Property Grunt

Wednesday, October 03, 2007

Wait For It

I just got this report on foreclosures from Propertyshark courtesy of Kelly Kreth. Although it is nowhere near LA levels, things are getting rough for New York City.

New York City (five boroughs):
· New Foreclosure Auctions: New York City saw an 8.55% quarterly increase in new residential foreclosures in the third quarter of 2007 (698 foreclosures) compared to the second quarter of 2007 (643 foreclosures), and a 64.24% jump over the third quarter of 2006.
· Foreclosures by Borough: Staten Island had the largest percentage increase in foreclosures (64.81%) compared to the prior quarter, but Queens and Brooklyn again comprised the highest number of new foreclosure auctions in New York City. The number of Manhattan foreclosures remained very low.


Once again Staten Islanders are still trying to figure out what an ARM is and how it operates. But there appears to be a mortgage learning curve in the other boroughs. Of course Manhattan is holdings its own. For now.

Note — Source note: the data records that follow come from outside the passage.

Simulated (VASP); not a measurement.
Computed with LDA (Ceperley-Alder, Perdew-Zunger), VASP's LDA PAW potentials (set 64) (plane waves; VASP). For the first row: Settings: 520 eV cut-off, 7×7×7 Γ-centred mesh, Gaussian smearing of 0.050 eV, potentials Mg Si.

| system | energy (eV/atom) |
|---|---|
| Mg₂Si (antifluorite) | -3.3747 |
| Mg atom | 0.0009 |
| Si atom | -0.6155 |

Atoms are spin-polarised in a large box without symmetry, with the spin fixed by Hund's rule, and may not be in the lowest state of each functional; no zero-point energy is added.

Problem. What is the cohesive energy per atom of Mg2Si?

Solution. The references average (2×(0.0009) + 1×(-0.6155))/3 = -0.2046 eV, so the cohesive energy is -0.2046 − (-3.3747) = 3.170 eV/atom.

Curbed has begin coverage on the credit crunch and in their latest entry they discuss the luxury loft letter report. It’s not pretty.


We've been waiting on October's Luxury Letter—the monthly high-end market update prepared by Leonard Steinberg, Hervé Senequier and their team at Elliman—because while all those positive numbers for Quarter 3 were encouraging in light of all the mortgage/credit problems, they were inflated by deals that were agreed on in Q2, but not closed until Q3. Now we have some August and September sales intel, and it's an ugly sight.
The Elliman gang divides transactions into five categories of "luxury," from $1-$2 million smaller apartments up to big, single-family townhouses. When you total up the numbers for August, you get 371 sales. In September, that number is just 113, a sharp 70% drop. The $1-$2 million "Min/Luxe" sales dropped to 59 in September from 218 in August, and the $2-$4 million "Mid/Luxe" sales went from 115 to 34. Shocking stuff, and Leonard Steinberg isn't trying to spin it any other way:
Yes, the 3rd quarter was a strong one, but September was simply bad. And yes, overall if the entire year were calculated to-day, it has been a very strong 2007. We have always stressed that the most accurate assessment of the real estate market lies in signed contracts....many closings that are registering now went to contract months and years ago! We predicted this would happen.
Usually it's the summer sales season that's slow when compared to the fall, but it looks like the luxury market has yet to get off the ground this season. Or maybe everyone who wants an apartment already bought one. Um, yeah.


September is the kick off month of the sales season and sets tone for the coming months. So if this is what we are facing now, I am quite skeptical of any type of improvement in the near future.

And it gets better since it appears the commercial market is also starting to gas out.


Between July and September, leasing activity was down 28% for high-end office space compared with a year earlier, according to a quarterly report by Cushman & Wakefield. The numbers suggest companies are expanding and changing locations with less frequency, approaching large deals with a newfound sense of caution, brokers said.
Still, office rents climbed to record highs, hitting an average of $75 a square foot for high-end space, while vacancy rates dropped to 5.4%, the lowest point in several years. The soaring rents — which climbed past $150 a square foot in some deals — represent a dramatic jump from a year ago, when the Manhattan rents averaged about $54 a square foot.
"To a large degree, people are holding their breath," a vice president at the commercial brokerage firm Studley, Steven Coutts, said of the impact from the credit crunch. "Ultimately it's inevitable that it's going to have an impact on some New York firms to a certain degree, so it's a question of how much."


There is a growing Greek Chorus that is telling everyone to dive in now if you want to find the deals. My take is that this is not the time to jump in. This is the time to wait. Yeah, you heard me. I would wait. I would do research, I would visit properties, I would go to open houses and unless I was in dire need to buy or found the perfect deal, I would sit on the sidelines.

The first rule of real estate is not to overpay. That usually only happen when prices drop. Now that it is becoming more expensive to borrow money, sellers having to make compromises on their prices in order for buyers to justify the cost of borrowing. And sellers will only make those concessions once a significant period of time has passed and their properties have not moved.

So if you have the luxury to sit it out, I say go for it. You might find a better deal down the line.